Moving to PostgreSQL's Object-Relational DBMS
For those planning to run an Access front end atop a converted back end, pgAdmin should do an adequate job of moving the data automatically. Calabrese also used a modified version of exSQL to define how Access and PostgreSQL would handle relationships between tables. The version he has made public at www.geocities.com/musica_6898/ postgresaccess_home.html runs a script that alters field-type conversion for several tasks, such as regulating how Access handles the money type. Bike Friday's Access front end saw PostgreSQL's numeric decimal fields as text fields. In order for Access to view the math properly, Calabrese changed the fields to a Float4—the method by which PostgreSQL describes a four-byte floating number—allowing Access to read them properly.

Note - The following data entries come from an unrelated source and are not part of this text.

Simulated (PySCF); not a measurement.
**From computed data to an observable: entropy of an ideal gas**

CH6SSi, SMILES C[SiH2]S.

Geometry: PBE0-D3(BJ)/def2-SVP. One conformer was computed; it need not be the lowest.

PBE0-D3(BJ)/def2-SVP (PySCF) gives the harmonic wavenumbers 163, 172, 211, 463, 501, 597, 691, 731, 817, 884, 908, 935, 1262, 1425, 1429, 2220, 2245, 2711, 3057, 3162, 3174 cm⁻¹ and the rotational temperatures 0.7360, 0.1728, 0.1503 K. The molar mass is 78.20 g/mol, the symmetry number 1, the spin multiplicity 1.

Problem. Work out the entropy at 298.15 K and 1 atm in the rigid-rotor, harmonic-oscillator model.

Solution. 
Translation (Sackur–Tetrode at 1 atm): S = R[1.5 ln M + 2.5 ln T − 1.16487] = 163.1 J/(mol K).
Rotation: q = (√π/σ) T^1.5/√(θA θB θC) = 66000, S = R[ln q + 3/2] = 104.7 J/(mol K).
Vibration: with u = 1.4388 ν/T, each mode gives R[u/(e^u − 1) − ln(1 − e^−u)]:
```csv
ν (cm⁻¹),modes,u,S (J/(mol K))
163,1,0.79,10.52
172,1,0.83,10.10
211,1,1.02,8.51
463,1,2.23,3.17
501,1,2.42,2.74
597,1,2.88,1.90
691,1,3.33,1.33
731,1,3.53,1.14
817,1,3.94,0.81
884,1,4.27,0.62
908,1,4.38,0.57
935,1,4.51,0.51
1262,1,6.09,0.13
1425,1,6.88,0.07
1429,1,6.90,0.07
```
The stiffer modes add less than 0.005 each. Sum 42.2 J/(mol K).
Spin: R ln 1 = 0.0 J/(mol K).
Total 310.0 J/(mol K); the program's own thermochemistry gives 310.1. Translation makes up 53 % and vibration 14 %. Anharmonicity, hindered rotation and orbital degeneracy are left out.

With more than 100 tables, Bike Friday's interface is fairly complex. Viewed from the user end, Bike Friday uses more than 80 screens for everything from entering an order, viewing a parts table, to scheduling production and tracking inventory. Therefore, Calabrese had to be sure that the system scaled for tens of users. Testing took several weeks, redesigning SQL queries as needed along the way, either by rewriting them on the Access side or, when that proved problematic, rewriting them on the back end until they ran at speed. Listings 1 and 2 illustrate the difference in typical queries and queries optimized for speed.
Generally one optimizes PostgreSQL queries using SQL commands such as Create index, vacuum, vacuum analyze, cluster and explain. However, Calabrese offers this warning: Access 97 took the liberty of changing his queries based on how it thought they would be more efficient. Calabrese headed this off by using a pass-through query that told Access not to touch the query but send it straight to back end.
In the optimization he did for Bike Friday's PostgreSQL database, Calabrese scored most of his speed gains by extracting smaller, more exact amounts of data. Instead of the database querying 100,000 product order details at once, he told it to only look at the orders using some 2,000 details instead. “Access is greedy”, Calabrese said. “It grabs all the records and goes through them every time. That's very inefficient. We have 30 people with the company now, and if each has a computer accessing the database, that's going to be problem real fast in terms of speed.”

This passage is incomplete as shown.